This application is a file hosting service, offering storage and synchronization among clients. mirror runs a client's code.
-
First off, it creates a file in the common directory named after the client's id, like a sign-up.
-
After that, it creates a sub-directory for each other client under his mirror directory, clones of their own input directory.
-
Finally, it monitors the system every now and then, inspecting possible changes, like new registrations or deletions of users and makes sure the client's mirror directory is always up to date and in sync with the directories of other users.
More details about the functional requirements of this application can be found in the project’s description/analysis.
There are two cases where syncing is required. The first is when a client enters the system and the second is when a user insertion or deletion is detected while monitoring. In order to update the mirror directories both for the new user and the one that detected his arrival, each mirror process forks twice. The first child process is supposed to send files and the second to receive files via named-pipes using low-level i/o. They both accomplish that sending/receiving folders recursively. So, before sending a file, a header defining whether it is a directory or a file is required. In case of an error, which would either be an open or read block on a named-pipe for at least 30 seconds or a directory/file creation type error, a SIGUSR signal is sent to the parent process.
Three sets of signals might have to get handled during mirror’s operation.
-
SIGALRM
In this case, the invoking process, a child, either a sender or a receiver, follows the pattern mentioned a couple of lines above and also de-allocates any heap memory it might have been using at the time. -
SIGINT/SIGQUIT
mirror is a daemon process, meaning it runs forever, monitoring every now and then and inspecting new arrivals/deletions. To stop it while managing to set all resources and heap-allocated memory free, a SIGINT/SIGQUIT handler is defined doing just that. -
SIGUSR
In case of a sending error, a SIGUSR1 signal is sent by the sending process to its parent. Similarly, the receiving process sends a SIGUSR2. A handler is defined in the parent process, incrementing a counter indicating the number of times synchronization was attempted. After three unsuccessful attempts, synchronization is cancelled.
To make sure mirror is working properly some input directories had to be generated for each user. The
bash script create_infiles.sh
does just that. The input directory of a client is passed as an argument. The
number of directories, files and levels to distribute those under the input directory are also passed as
parameters. A random name is assigned to each folder/file created. Files are initialized with
random-content using a system program called fortune.
First off, the script creates a chain of directories iteratively under the input directory. The length of the chain is at most $levels. If fewer directories than $levels are left to create the last chain contains that many directories. For example, creating 5 directories using 2 levels under an input folder named “head” looks like this.
The number of each folder indicates the order after which they were generated.
After that, directories need to be filled with files. So until we create as many files as requested we assign one file to each folder, starting from “head”, traversing the folder-tree using DFS. So, creating 8 files in the system pictured above would result in a full cycle of 6 assignments, plus 1 more to the “head” and “fold_0”.
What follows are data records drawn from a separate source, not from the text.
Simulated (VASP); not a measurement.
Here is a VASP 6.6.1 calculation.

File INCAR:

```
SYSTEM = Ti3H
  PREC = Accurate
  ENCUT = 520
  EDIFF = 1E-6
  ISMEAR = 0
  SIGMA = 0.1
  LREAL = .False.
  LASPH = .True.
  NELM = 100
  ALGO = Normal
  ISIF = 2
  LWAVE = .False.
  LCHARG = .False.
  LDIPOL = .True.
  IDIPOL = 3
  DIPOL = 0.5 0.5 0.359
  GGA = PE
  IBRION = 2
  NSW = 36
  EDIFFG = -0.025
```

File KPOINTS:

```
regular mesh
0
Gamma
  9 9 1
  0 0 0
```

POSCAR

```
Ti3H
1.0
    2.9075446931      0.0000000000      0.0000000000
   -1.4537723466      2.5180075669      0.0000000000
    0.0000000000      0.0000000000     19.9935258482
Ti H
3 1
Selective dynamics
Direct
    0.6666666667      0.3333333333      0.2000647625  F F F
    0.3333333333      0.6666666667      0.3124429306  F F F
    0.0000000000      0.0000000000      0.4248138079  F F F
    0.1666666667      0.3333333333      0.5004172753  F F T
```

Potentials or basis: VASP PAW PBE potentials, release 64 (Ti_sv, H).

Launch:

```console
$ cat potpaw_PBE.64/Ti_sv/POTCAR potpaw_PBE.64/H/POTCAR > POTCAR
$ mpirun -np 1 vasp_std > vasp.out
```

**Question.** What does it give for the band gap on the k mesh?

The number of each file indicates the order after which they were generated.
create_infiles.sh
uses /dev/urandom to generate random directory names and the
program fortune to initialize files with random content. If those are not supported by
your system use names.sh and ls will be used instead.
names.sh
generates random strings of any length requested using an environmental
variable called RANDOM.
For example the following command
mirror/scripts $ ./create_infiles.sh head 10 4 2
creates 4 directories filled with 10 regular files initialized with random content in range [64-128]KB under directory 'head'
After a successful transfer, both the sender and the receiver write
a message in the log file of the client. Each client
has a unique log file so these processes need to be synchronized,
using flock system call to make sure they are not both
writing into the file at the same time.
Bash script get_stats.sh
is used to get statistics from those log files.
This script reads from stdin and supports the following format:
id code (bytes) ... where:
● id is a positive integer, a client’s identifier
● code can be assigned s
(end), r
(eceive) or a
(bort)
● bytes is the number of bytes send or received, depending on the code
After iterating on the data it prints in stdout
- a sorted id list, containing unique client ids
- the maximum and minimum values of those ids
- how many bytes and files were sent/received.
- it displays the number of clients that left the system(code
a
).
First off, make sure to clone this repository and then initialize and update the generic list submodule as follows:
~ $ git clone https://github.com/KostasKoyias/mirror
~ $ git submodule init mirror/gen-list
~ $ git submodule update mirror/gen-list
To achieve this in a single line try:
~ $ git clone --recurse-submodules https://github.com/KostasKoyias/mirror
After that, we need to generate the executable, so change to src
directory and type make
.
In this project, there are three main points we need to test.
-
What happens when a client requests from another to get synchronized but he does not respond. To find out, run
mirror/src/test $ ./fake_user.sh
-
What happens when the other client responds and
-
What happens when a client leaves the system.
To test the last two, run src/test/new_user.sh
in a terminal window and then run src/test/_run_user41.sh
in another.
The new user will be detected and get synchronized with the other user.
When user 41 leaves the system, the sub-directory containing his input that was created
under the other client’s mirror directory will be deleted.
Commands like ‘tree’ or ‘diff -sr’ are run towards the end of the first script to verify just that.
A script that connects all components of this project can be found under the scripts directory and is called
testing.sh
Yeah, that was obvious.
So, this script gets one argument which is the number of users involved in
the simulation. It creates a folder named dbox and under this folder,
it creates the following directories:
common
This is where each user is registered, creating a file name after his id, ending with ‘.id’.
inputs
Containing an input directory for each user, containing 5 files distributed in 3 folders, 2
levels deep using the create_infiles.sh
script.
mirrors
Containing a mirror directory for each user.
logs
Containing all log files. One for each user.
trash
This is where mirror’s output is redirected. There will be one file for each user, containing
mirror’s messages generated during the simulation.
After that, it runs a mirror process for each client and sleeps for a while,
so that they get in sync.
Then, it sends a SIGINT signal to
all mirror processes in the system, so that they get to terminate normally.
Finally, it concatenates all log files
and uses get_stats.sh
to print the simulation’s statistics in a file called ‘stats’ under dbox directory.
All source files are very well commented and each critical code section is explained in detail. Therefore, here, I just tried to emphasize on the main idea, so that we can get a generic, high-level look on the project. Hopefully, I made things clear. Thank you.